MID Devon District Council has moved a step closer to tackling its £2 million budget deficit.
A possible £1.3 million of savings and cuts have been identified to help balance next year’s budget.
Council officers presented the authority’s cabinet meeting with potential ways to save money or make cuts to services, and councillors now have to decide which ones to pursue.
A colour-coded metric for the cuts showed just £269,000 of the possible £1.3 million worth of savings are green, meaning “low risk”.
More than £535,000 are amber, or medium risk, and more than £532,000 are deemed red, with higher risks and impacts on services.
Even if all the options are accepted, it still leaves a £765,000 budget shortfall, a significant issue given councils are legally required to set a balanced budget.
Andrew Jarratt, deputy chief executive of the council, outlined the tough choices.
“We have done the efficiency agenda to death, and so we are getting to the stage where any further budgetary reductions mean a reduction in service delivery,” he said.
“We do consider how a saving in the budget will impact service delivery so that members can make the right decisions.”
The biggest possible single saving identified could come from a cut to services and not filling job roles which become vacant.
But £363,000 of such potential cuts are identified as red, meaning they would “not be recommended due to the severe negative impact on service delivery”.
Seeking a financial contribution from some or all major town councils for the upkeep of certain buildings, or transferring ownership of them to smaller authorities, could save £150,000, but is also categorised as red in the report, which added: “Current negotiations are not overly encouraging”.
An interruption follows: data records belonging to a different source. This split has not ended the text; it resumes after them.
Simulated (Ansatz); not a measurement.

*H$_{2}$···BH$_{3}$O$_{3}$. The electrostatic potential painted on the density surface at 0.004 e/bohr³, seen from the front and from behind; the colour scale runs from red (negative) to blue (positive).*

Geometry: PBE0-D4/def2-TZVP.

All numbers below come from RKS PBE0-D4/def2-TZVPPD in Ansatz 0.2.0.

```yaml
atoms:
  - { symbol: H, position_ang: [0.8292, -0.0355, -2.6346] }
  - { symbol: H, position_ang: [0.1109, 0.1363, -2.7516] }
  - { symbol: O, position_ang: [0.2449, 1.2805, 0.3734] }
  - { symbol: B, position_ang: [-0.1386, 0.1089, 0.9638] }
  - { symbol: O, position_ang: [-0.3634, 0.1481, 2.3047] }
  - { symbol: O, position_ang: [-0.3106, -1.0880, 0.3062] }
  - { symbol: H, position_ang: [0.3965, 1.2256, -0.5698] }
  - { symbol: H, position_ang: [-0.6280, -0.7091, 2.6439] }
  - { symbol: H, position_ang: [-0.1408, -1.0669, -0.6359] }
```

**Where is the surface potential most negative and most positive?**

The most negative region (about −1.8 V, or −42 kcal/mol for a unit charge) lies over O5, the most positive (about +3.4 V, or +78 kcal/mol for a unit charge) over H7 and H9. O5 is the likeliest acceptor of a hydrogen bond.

Other potentially controversial ideas include reducing community grants for organisations, such as Citizens Advice and Mid Devon Mobility, increasing garden waste and trade waste fees, and upping parking charges.
Councillor Steve Keable (Lib Dem, Taw Vale) noted what he called a “fire sale” of assets by Devon County Council in a bid to raise funds, and questioned whether Mid Devon could do the same.
However, Mr Jarratt said that the district council is “not overly asset rich”, and that all its properties are used for service provision or provide rental income.
“We actually have ongoing discussions with the county council, and because of their willingness to get rid of some of their assets, they might be seeking to occupy some of our offices at Phoenix House,” he said.
“This shows that one authority’s energy to reduce their asset exposure could be another authority’s gain hopefully.”
Deputy leader Jane Lock (Lib Dem, Canonsleigh) asked whether sharing services with other authorities could also help save money.
Mr Jarratt added that this was regularly pursued and had gained traction in some service areas but not in others.
The council was told that the 2023/24 budget had only been balanced after a staffing savings target of £400,000, which involved not filling posts that became vacant, and £625,000 from reserves.
Mr Jarratt added that the council’s financial position could change once Westminster had confirmed the grant levels as part of its local government finance settlement.